Starting SQL: I Don't Care How Many Rows Are In Your Table Variable, They Can Still Hurt Performance

Well, well, well

So you’re that odd soul who has been listening to rumors about table variables. Perhaps things about them only being in memory, or that they’re okay to use if you only put less than some arbitrary number of rows in them.

Those things are both wrong. But of course, my favorite rumor is the one about arbitrary numbers of rows being safe.

Ouch! What a terrible performance

Let’s do everything in our power to help SQL Server make a good guess.

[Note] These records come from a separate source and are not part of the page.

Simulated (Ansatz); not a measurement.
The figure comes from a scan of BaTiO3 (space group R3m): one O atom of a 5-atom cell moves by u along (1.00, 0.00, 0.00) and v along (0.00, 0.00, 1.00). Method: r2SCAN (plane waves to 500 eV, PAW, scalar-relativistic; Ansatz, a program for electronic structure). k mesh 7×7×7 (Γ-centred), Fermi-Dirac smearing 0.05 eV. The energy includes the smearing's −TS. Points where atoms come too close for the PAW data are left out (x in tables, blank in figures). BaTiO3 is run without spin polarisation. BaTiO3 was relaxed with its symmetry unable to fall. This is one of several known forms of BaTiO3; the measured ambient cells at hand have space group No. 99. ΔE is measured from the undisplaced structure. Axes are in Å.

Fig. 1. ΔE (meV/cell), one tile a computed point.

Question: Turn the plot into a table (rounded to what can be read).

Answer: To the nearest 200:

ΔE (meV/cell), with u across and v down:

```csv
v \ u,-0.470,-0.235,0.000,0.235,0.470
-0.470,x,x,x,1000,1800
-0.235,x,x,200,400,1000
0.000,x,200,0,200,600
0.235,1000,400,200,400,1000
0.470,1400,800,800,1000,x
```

We’ll create a couple indexes:

CREATE INDEX free_food ON dbo.Posts(OwnerUserId);
CREATE INDEX sea_food ON dbo.Comments(UserId);

Those stats’ll be so fresh you could make tartare with them.

We’ll create our table variable with a primary key on it, which will also be the clustered index.

DECLARE @t TABLE( id INT PRIMARY KEY );
INSERT @t ( id )
VALUES(22656);

And finally, we’ll run the select query with a recompile hint. Recompile fixes everything, yeah?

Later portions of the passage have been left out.